[Dspace-tech] Database Connection Timeout

George Stanley Kozak

unread,

Aug 25, 2015, 4:44:55 PM8/25/15

to dspac...@lists.sourceforge.net

Hi…

I am having a problem with DSpace 1.6.2. Every few times during the week, people are no longer able to add records and even going to the site causes “Internal Server Error”.

I see java processes that are using up memory and these run even after I shutdown tomcat and I have to manually “kill” them. Also, I have trouble shutting down PostGreSQL and need to “kill” a few processes before PostGreSQL will shutdown.

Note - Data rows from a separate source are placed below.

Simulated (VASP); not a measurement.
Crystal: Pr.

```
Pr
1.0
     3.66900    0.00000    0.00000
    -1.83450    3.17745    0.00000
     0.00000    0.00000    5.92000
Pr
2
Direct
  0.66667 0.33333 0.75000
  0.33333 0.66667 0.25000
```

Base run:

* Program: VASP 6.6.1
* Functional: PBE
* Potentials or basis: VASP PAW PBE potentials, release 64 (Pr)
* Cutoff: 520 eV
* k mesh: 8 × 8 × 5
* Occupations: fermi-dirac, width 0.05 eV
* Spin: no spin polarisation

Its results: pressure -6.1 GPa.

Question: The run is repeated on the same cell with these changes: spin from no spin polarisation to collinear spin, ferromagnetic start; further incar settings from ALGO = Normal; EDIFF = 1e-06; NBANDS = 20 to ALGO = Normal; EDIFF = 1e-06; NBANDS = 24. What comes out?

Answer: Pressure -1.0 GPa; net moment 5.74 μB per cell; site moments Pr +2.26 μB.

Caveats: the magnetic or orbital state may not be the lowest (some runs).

What I see in the dspace log is this:

2011-04-25 01:21:39,739 WARN org.dspace.app.webui.servlet.DSpaceServlet @ anonymous:no_context:database_error:org.apache.commons.dbcp.SQLNestedException\colon; Cannot get a connection, pool error\colon; Timeout waiting for idle object

org.apache.commons.dbcp.SQLNestedException: Cannot get a connection, pool error: Timeout waiting for idle object

at org.apache.commons.dbcp.PoolingDriver.connect(PoolingDriver.java:184)

at java.sql.DriverManager.getConnection(DriverManager.java:582)

at java.sql.DriverManager.getConnection(DriverManager.java:207)

at org.dspace.storage.rdbms.DatabaseManager.getConnection(DatabaseManager.java:620)

at org.dspace.core.Context.<init>(Context.java:126)

at org.dspace.app.webui.util.UIUtil.obtainContext(UIUtil.java:113)

…27 more

I have seen looking through the dspace-tech archives that people have reported the problem before, but I did not see any mention of a “fix”.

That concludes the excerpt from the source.